At Henan Ruzhou Muyuan Foods, the world's largest pig farming enterprise, the once-perpetually burning biogas flare has been permanently extinguished. It has been replaced by a clean energy pipeline, now smoothly connected to the Ruzhou ENN gas network. This shift from an "agricultural waste emission cost" to a "green, zero-carbon power source" vividly illustrates China's agricultural green transformation and serves as a practical example of ENN's efforts to build a modern industrial system through its digital and intelligent capabilities.
As the national "dual carbon" strategy advances, the "Plan for Accelerating the Construction of an Agricultural Power (2024–2035)" explicitly calls for the comprehensive integration of digital technology with modern agriculture to establish a green, low-carbon, and circular agricultural industry system. The energy utilization of biomass resources is a crucial pathway for achieving zero-carbon goals and source-level governance, as well as a key lever for balancing corporate ecological responsibility with operational efficiency.
The collaboration between ENN and Ruzhou Muyuan is a typical case within this wave of green transition. Guided by the concept of pan-energy, ENN employs a systemic approach that "looks beyond energy to manage energy," deeply integrating digital intelligence with industrial scenarios. This has enabled the successful conversion of biogas—once flared as an "emission burden"—into a green gas source suitable for grid connection and capable of generating stable revenue, through processes like "complex iron desulfurization and pressure swing adsorption decarbonization." Consequently, Ruzhou Muyuan has evolved from its original roles in livestock production and environmental responsibility to a new role as a stable supplier of green energy, optimizing its development model.
Large-scale livestock farming faces dual challenges of "environmental protection and profitability." Ruzhou Muyuan, a core pig farming base in Henan with an annual output exceeding one million heads, produces over four million cubic meters of biogas annually from manure through anaerobic fermentation. Prior to the upgrade, only 42% of this biogas was used on-site, with the remaining nearly 60% flared, resulting in resource waste and emission pressures. This underutilization of biomass resources also subjected the company to operational pressures from environmental regulations, emission reduction compliance, and rising governance costs.

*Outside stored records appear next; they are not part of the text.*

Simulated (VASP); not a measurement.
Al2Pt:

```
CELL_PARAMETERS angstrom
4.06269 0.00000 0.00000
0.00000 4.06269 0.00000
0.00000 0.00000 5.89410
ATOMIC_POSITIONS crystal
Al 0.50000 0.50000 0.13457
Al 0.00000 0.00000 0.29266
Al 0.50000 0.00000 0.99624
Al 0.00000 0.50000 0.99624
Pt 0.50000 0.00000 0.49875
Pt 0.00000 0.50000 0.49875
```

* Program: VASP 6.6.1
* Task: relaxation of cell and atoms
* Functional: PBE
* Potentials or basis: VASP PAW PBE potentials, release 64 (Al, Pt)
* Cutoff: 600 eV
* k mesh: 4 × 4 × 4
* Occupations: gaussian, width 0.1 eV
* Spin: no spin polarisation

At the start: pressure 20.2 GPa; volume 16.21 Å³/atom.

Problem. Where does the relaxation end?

"Handling massive amounts of livestock manure is a primary challenge. Most of the biogas produced from fermentation is either left unused or flared, polluting soil and water sources while releasing significant methane, increasing regional emission reduction burdens," explained an industry insider. Methane has a global warming potential over 21 times that of carbon dioxide over a century, and its uncontrolled discharge severely impacts the ecological environment, forcing companies to invest heavily in pollution control.
Ruzhou Muyuan's predicament is not unique. Across Henan and nationwide, many large-scale farming enterprises have basic biogas facilities but are constrained by a lack of professional digital management tools, cost-effective systems, and operational frameworks. As a result, biogas utilization often remains at inefficient on-site use or direct flaring stages. Manure in fields, flaring on-site, and rising environmental costs on balance sheets paint a realistic picture of the industry. Against the backdrop of "dual carbon" goals and agricultural green transition, innovatively addressing the dual dilemma of environmental protection and profitability has become essential for the industry to break through development bottlenecks and cultivate green core competitiveness.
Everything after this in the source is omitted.